I disagree with Hatchetman that home scanning quality is not good enough. Look in the gallery and a majority of what you look at are home-scanned negatives. This isn't the place to discuss it (that would be over at dpug.org), but there are a lot of people here, myself included, who go this route. I do it this way because I can, but I hate it because I have been a software developer, chained to a computer for 8 hours a day, for the last 30 years.

I just printed this one at 13x19 (from expired fuji 800 left in Laostyle17's uncle's camera in 2004) and it is gorgeous: http://www.apug.org/gallery1/showima...mageuser=57747 Sorry, you can't see it without a subscription.
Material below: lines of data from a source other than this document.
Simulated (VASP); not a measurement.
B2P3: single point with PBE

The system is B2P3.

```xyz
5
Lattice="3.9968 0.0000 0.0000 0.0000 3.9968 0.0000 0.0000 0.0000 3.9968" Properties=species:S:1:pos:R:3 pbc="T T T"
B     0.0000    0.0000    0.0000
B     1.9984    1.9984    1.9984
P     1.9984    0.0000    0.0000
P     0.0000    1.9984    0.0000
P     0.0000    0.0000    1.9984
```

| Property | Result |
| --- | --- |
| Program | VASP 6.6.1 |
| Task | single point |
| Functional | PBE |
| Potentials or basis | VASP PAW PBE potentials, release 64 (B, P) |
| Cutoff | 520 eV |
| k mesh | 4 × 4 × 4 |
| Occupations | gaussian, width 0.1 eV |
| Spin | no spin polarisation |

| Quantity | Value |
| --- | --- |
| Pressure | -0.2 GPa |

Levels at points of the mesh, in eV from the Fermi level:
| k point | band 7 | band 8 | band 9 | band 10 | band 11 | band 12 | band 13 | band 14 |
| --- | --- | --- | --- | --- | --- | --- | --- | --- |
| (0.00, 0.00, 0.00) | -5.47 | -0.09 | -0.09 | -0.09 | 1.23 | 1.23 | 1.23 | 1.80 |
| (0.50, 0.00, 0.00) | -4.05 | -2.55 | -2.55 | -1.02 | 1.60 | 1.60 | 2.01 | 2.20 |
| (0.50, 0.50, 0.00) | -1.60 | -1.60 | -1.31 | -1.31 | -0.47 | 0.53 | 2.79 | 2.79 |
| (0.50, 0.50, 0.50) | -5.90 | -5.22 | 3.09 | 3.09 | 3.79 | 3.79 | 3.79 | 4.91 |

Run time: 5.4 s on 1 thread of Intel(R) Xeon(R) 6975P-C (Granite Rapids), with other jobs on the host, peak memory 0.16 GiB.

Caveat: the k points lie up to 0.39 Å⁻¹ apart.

Are you shooting color or B&W? If B&W, you can process the film yourself for about a total of a dollar a roll. The equipment costs about what you paid for that one batch of processing. It's easy as pie, too. The only darkness you need can be found inside a black bag that looks like a sweatshirt with a zipped bottom and no neck opening. You use this for loading the film into the processing canister. All the rest you can do with lights on in the bathroom, kitchen, or laundry. Color is not much more expensive than that, maybe $2.00. But it is a bit more complicated and takes much more precision in keeping the chemicals at certain temperatures during processing.

Once you have your negatives, you just scan and have at it.